Not Exactly Fireman Sam

15/05/2015

            “What on earth is that noise?” I asked The Boss through a fog of sleep. Checking the bedside clock showed it to be three in the morning. “There it is again”, as a series of muffled thuds filtered into our bedroom. The Boss replied that it sounded like a basketball being bounced on the road outside our house.

It is astonishing how quickly one can shift from sweet dreams to wide-awake. Fair leaping out of bed I bounded across the room to pull back the curtains of our bay windows. Seeing what was going on I spluttered out a curse and exclaimed that “there’s a man kicking my car”! The bay windows all have safety locks on and cannot quickly be opened wide. (That’s because The Girl, our daughter, who happens to have Down Syndrome, was into exploring and we could foresee her opening the window, reaching out for the ladybirds that would land on the outside of the window frame, and falling out.) So I banged on the pane and shouted a few curses. In detective fiction the fellow kicking my car would be called an “IC1 (white European) male perpetrator”; on ‘The Bill’ he would have been known as a “scrote, in his twenties, wearing a sweat shirt and crepe-soled desert boots”. He certainly appeared not to like white Volvos.

At the risk of painting too graphic a picture, it was a warm, late summer night and I had gone to bed in shorts. Grabbing my dressing-gown from the cupboard I pulled it on and ran down the stairs. Struggling to unlock the front door whilst simultaneously trying to pull on my walking boots, I heard The Boss at the top of the stairs: “Do you think you should go out there? He may have a knife. I’m calling the police”. I’m neither physically nor emotionally built for violence and am self-aware enough to recognise this. But my car was still getting a kicking. Do you remember when Basil Fawlty beat-up his Mini? Well it was like that only without the twigs.

The-Prodigy-Firestarter---Boo-89770 

How could I look fierce enough to stop the Kicker kicking, whilst avoiding a fight? ‘I know!’, I thought, ‘I’ll take the dogs with me.’ So I quickly reached for the leads of our two Hungarian Vizsla bitches. They were already beside themselves with excitement, refusing to sit quietly, barking and whirling around like Dervishes. Losing precious seconds, I eventually got them on their leads. Then thought about the knife Kicker may have had. Grabbing the first thing that came to hand I opened the front door and strode manfully down the path. Picture if you will a slightly overweight, middle-aged man in Calvin Klein pyjama shorts and an M&S dressing-gown (that just wouldn’t stay closed); hair skew-whiff, walking boots unlaced, clutching two excited and noisy (but not fierce) dogs in one hand, and in the other… a fire-extinguisher.

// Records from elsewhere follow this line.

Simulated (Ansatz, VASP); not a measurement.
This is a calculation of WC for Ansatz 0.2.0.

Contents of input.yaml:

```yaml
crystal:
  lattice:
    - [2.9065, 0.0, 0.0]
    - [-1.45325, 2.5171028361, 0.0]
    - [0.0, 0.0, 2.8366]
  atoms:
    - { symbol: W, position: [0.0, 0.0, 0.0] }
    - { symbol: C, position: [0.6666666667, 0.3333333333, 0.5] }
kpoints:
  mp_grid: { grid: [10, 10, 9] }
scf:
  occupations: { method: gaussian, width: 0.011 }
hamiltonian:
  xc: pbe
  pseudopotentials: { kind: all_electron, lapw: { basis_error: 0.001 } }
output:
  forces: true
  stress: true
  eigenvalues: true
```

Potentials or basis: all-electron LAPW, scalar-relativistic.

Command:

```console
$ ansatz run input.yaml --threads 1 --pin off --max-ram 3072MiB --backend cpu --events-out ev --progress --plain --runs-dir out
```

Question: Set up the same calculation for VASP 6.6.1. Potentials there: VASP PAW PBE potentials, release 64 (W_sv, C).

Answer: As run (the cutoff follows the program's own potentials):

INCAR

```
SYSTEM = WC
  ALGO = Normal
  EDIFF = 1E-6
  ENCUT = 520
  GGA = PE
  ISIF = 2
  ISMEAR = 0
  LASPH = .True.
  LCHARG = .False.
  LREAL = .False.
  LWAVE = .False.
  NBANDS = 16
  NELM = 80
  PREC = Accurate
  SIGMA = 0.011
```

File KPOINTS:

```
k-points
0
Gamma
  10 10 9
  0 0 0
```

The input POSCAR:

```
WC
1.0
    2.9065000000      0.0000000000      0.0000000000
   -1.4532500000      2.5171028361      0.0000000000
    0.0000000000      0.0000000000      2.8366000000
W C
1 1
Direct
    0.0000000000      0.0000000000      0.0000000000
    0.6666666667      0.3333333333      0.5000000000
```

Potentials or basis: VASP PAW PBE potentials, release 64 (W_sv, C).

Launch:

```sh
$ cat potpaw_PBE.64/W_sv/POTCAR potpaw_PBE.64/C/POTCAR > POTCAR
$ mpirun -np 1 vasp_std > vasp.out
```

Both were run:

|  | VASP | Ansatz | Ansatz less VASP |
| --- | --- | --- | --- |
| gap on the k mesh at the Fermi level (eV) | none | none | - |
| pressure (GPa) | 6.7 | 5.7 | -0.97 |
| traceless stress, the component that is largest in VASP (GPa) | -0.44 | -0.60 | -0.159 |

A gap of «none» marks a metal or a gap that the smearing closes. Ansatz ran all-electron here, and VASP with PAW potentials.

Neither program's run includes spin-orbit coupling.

Glancing back up over my shoulder I could see The Boss in the window clutching a phone to her ear. (With her was The Girl who, I later learned, had been woken by the to-do and was repeatedly pestering her mam: “Why is daddy out in his pyjamas? Where’s he going with the dogs. Who is kicking daddy’s car?” “Ssh darling I’m talking to the police.” “The POLICE??! Is daddy going to jail?”)

“Oi, you!”, I shouted as authoritatively as I could in the circumstances. “What do you think you’re doing?” “I’m kicking the car.” “I can see that” I spluttered, lost for words. By this time Kicker and I were just two yards apart, both of us holding our ground, him meting out a few residual and desultory kicks at the door panel, me clutching my dogs and fire-extinguisher with grim resolution, the dogs as happy as Larry at the unusual midnight adventure. Tails wagging excitedly they were in no sense frightening.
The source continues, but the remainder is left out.